The 2014 NHL Trade Deadline is fast approaching, and what kind of a hockey blogger would I be if I didn’t take a moment to opine? After returning from a quick trip to the ER for a rotator cuff injury (suffered whilst patting myself on the back for using “opine”…wait – I also used “whilst!” There goes the other rotator cuff. It’s okay; I’m a hockey blogger, so I’ll type through the pain), here are a few quick thoughts on pre-deadline what ifs and why nots:
The Lesser of Two Evils?
I read recently that the Phoenix Coyotes, in a bid to improve their offensive output, have “kicked the tires” on both Ray Whitney and Matt Moulson. Dallas and Phoenix both have 64 points and 24 games remaining, with the Stars holding a razor-thin 24-23 lead in the first tie-breaker, non-Shootout wins. If you’re Stars GM Jim Nill, do you trade Whitney to Phoenix to stop them from trading for the younger Matt Moulson, who has much greater offensive upside at this point in time? In other words, do you help a rival with whom you’re battling for a playoff spot a little, to keep said rival from helping themselves a lot? Also, what do you ask for in return? Were I GM Jim, I’d offer Whitney and defenseman Trevor Daley for Keith Yandle, and wait for a counter-offer.
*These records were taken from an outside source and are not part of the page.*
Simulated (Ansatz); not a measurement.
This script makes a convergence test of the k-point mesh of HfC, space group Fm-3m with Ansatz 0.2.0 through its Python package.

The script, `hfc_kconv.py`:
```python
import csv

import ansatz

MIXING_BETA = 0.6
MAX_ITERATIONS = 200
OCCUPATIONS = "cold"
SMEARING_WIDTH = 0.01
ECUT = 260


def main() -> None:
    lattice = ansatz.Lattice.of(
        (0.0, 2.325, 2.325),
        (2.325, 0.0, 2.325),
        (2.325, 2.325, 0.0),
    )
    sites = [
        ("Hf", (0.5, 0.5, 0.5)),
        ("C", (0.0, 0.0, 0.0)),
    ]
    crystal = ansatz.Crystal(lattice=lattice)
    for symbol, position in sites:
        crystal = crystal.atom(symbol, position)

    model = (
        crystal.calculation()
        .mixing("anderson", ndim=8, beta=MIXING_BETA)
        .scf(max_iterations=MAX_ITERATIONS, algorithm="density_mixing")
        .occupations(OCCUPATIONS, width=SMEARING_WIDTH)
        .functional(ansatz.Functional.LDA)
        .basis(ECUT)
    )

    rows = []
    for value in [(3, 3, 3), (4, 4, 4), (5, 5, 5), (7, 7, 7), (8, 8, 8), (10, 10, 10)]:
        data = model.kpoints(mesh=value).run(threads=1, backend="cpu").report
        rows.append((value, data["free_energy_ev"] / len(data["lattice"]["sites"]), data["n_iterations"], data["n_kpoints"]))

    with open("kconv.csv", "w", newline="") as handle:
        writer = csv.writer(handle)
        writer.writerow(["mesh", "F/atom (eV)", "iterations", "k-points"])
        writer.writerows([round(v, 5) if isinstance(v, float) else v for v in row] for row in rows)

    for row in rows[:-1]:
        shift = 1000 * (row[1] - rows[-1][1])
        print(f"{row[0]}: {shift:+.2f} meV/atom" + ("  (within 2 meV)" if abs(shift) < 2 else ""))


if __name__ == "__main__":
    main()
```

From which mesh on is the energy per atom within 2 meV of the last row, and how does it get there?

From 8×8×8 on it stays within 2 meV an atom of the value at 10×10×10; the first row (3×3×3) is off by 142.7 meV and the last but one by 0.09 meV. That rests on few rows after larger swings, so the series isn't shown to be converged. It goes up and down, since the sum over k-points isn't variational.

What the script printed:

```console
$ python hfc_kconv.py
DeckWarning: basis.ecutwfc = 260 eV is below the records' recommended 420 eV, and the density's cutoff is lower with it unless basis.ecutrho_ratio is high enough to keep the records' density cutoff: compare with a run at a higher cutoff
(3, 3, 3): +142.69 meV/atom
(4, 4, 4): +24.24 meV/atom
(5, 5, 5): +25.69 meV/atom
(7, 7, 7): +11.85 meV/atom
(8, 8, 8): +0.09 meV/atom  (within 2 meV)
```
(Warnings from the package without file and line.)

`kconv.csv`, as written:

Selling the Rangers’ Soul?
Of course, I’m talking about the trade rumors swirling around Blueshirts team captain Ryan Callahan and stalwart d-man Dan Girardi. Both are pending UFAs, and Conventional Wisdom says both will be moved at the deadline if Glen Sather can’t re-sign them by that time. Much as it pains me to say this, I think Cally has to give some on his contract demands, or he’s gone. A seven- or eight-year deal is a significant risk for a player with Callahan’s rambunctious, injury-prone game. Any team signing him to a long-term deal will pay a premium for intangibles – leadership and a gutsy, leave-it-all-on-the-ice style of play – and those intangibles are meaningless when the player who possesses them is on Injured Reserve.
While the loss of Callahan would create a huge leadership/grit void in New York, losing Dan Girardi could be downright disastrous. The defensive yin to Ryan McDonagh’s offensive yang, Girardi is a critical half of the Blueshirts’ top d-pair, logging almost 24 tough minutes a game. If he goes, who’s going to fill his skates? Does Kevin Klein suddenly start playing an extra 8:30 each night? Does Anton Stralman pick up the slack? The truth is, while the Rangers’ top six defensemen are solid, the organization currently lacks depth. The loss of Dan Girardi would open a hole on the blueline which could not be filled this season, thus ensuring an early exit from the Stanley Cup playoffs this spring.
What If Sellers Didn’t Sell…Or Even Became Buyers?
Back in September, I proposed scrapping the NHL Draft Lottery in favor of a Draft Tournament. While I still think it’s a great idea, I now see the Law of Unintended Consequences kicking in: If the bottom four teams played an end-of-season tournament to decide who ends up with picks 1-4 in the upcoming draft, would those cellar-dwellers be motivated to hang on to pending UFAs, or even try to improve their rosters, in the hope of winning the first pick in the draft? Put in 2013-14 season terms, would Buffalo keep Matt Moulson, Steve Ott and/or Ryan Miller, in effect trading those players (losing them to free agency this summer) for a shot at the top pick? Would Calgary decide not to deal Mike Cammalleri, or would the asking price just go up? My “expert” understanding of economics (I spent two semesters in college as an ECON major) tells me that a Draft Tournament could create both a decrease in the supply of players available at the deadline AND an increase in demand, while also putting even more pressure on the in-between clubs (those well above the bottom four, but for whom a playoff seed is a long shot) to move their assets. In short, a Draft Tourney could cause a significant shift in the Trade Deadline dynamic, taking General Managers and fans alike to an all-new stress level each spring. I love it. Make it so, Mr. Bettman!